It is the “ticking time bomb” of financial planning. New retirees in the UK risk seriously misjudging their retirement planning because they underestimate how long they are likely to live after stopping work, a professional services firm has warned.
Barnett Waddingham issued the alert based on new analysis of data on people in defined benefit pension schemes, a group that lives slightly longer than average. The study found that at age 65 women on such schemes underestimated their life expectancy — which is 89 — by seven years. Men underestimated their figure — 86 — by four years.
Jack Carmichael, an actuary at Barnett Waddingham, calls the figures a “wake-up call” for anyone nearing retirement, particularly women, since they are most at risk.
Other wealth advisers agree.
“It’s not just a pensions issue,” Carmichael says. “It’s a fundamental financial challenge that demands immediate attention, and is a ticking time bomb for society’s approach to older people’s financial planning.”
The miscalculation may prompt pension savers to put aside too little provision for their future pensions, wealth advisers say. It may also lead them to take on too little investment risk, be unprepared for future care needs or underestimate the attractions of buying annuities.
Matt Conradi, deputy chief executive and head of advisory at Netwealth, acknowledges the problem but says it is “normal and natural” to underestimate life expectancy at retirement.
“People often think of when their parents died,” he says.
Underestimates can be a particular concern for women, who typically have smaller pension pots than men, according to experts. They recommend women take full advantage of their pension saving allowances. Partners with earnings can contribute up to £3,600 gross annually towards the pension of a non-earning spouse.
Malvee Vaja, a financial planner for Rathbones Financial Planning, says women should also make full use of their annual £20,000 allowance to save in tax-free Individual Savings Accounts (Isas).
“We have some clients who have done that and some of the women have £1mn Isas,” Vaja says.
Most couples should plan for the female spouse to live longer — and to outlive her husband. Men not only have shorter average life expectancy than women but are on average three years older than their wives.
According to Oliver Saiman, co-founder of wealth adviser Six Degrees, people particularly tend to underestimate their chances of reaching 90. Barnett Waddingham found only 14 per cent of both sexes expect to reach that age but 28 per cent of men and 40 per cent of women are likely to do so.
“Planning for average life expectancy when one in three women will live beyond 90 is problematic,” Saiman says.

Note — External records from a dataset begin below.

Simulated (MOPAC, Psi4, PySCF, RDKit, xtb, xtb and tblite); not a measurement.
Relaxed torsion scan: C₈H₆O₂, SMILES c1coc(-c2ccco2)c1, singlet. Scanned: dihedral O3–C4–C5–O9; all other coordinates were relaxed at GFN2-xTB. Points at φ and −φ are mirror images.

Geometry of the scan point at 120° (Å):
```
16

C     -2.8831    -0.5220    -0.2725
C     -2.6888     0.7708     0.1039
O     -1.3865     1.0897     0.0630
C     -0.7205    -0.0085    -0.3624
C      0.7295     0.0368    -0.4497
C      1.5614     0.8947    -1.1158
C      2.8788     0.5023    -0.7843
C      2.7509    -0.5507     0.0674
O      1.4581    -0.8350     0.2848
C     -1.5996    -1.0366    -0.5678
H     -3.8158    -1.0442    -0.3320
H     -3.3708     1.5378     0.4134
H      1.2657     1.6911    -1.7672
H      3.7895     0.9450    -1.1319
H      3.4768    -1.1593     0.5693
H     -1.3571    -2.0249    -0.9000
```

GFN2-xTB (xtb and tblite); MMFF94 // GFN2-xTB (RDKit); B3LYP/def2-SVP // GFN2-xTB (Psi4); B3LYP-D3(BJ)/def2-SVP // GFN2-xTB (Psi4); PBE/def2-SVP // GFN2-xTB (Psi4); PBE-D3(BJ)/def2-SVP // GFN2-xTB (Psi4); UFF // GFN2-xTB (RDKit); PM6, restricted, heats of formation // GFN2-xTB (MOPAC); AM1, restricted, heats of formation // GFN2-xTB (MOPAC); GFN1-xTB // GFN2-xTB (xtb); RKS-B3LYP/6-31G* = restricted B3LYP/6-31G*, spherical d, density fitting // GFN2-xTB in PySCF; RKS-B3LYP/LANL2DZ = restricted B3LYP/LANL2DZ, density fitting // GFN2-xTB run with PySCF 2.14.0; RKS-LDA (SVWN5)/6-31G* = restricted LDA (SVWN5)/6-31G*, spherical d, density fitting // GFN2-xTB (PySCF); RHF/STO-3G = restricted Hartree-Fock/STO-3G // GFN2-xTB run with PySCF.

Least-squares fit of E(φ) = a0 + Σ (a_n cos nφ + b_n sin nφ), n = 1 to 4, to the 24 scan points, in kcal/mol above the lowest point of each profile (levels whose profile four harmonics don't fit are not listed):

Wealth advisers usually model a couple’s cash flow up to age 93 when giving advice at the point of retirement. One firm even says it models up to 100.
Conradi says: “You should never model for [death in] the early 80s unless you have a health condition.”
Such cash flow plans end with the death of the younger spouse. But they build in a big margin of safety because, according to Vaja, when one partner dies, household expenditure does not necessarily halve.
“When one partner passes on, sometimes expenses are more but they might also be less, if the person is not as mobile,” Vaja says. “You don’t know which it is until you get there.”
One risk for women is that they act as caregivers for their partners then outlive them and have no one except their children — if they are willing — to care for them.
But Conradi says it is still common for retirees to overestimate how long they are likely to spend in residential care and the resources they will need to pay for that.
“Most people spend less than two years in a care home,” he says.
Yet Saiman warns that anyone drawing down money from their pension pot needs to take care not to end up running out of money later in retirement. In particular, he warns that pensioners — used to the idea that they should reduce their risk exposure as time goes on — should consider increasing their risk exposure to ensure the income is sustained.
“Risk may actually need to be greater than they’ve taken previously when building a pension,” Saiman says.
Many contemporary pensioners even in their 70s and 80s are able to shoulder extra risk because they still have some employment income from roles as consultants or non-executive company directors, he adds.
“Their capacity for investment risk is higher than they think it is,” Saiman says.
A failure to grasp their true life expectancy may also prompt couples to underestimate their capacity to make gifts without incurring inheritance tax, advisers say.
Couples avoid making gifts to their children, according to the advisers, because they fear they will not survive for seven years after the gift — the period required to ensure any gift is exempt from inheritance tax. More retirees are considering making such gifts to minimise their liabilities after pensions become subject to the tax in April 2027.
According to several financial planners, meanwhile, skewed ideas about life expectancy can prompt retirees to miscalculate the odds on purchasing an annuity to fund their pension.
Such instruments — which offer a guaranteed income for life, bought with a lump sum from a retirement pot — are in effect a bet with the provider about the buyer’s longevity. The buyer wins if he or she lives longer than the provider expects. A 65-year-old can currently buy a level single life annuity of £7,830 a year with a pension of £100,000.
William Burrows, a financial adviser at Eadon & Co, says that potential buyers often think the annuity’s odds are against them.
“They think they will not live long enough to win their bet,” Burrows says.
Yet Barnett Waddingham’s Carmichael says that, for someone who has exercised and followed advice to eat five portions of fruit or vegetables daily, the odds might be better than they initially think.
“Think about what your lifestyle has been in your 50s and 60s,” Carmichael says. “If you’re a marathon runner and eat your five-a-day then it might be worth the purchase.”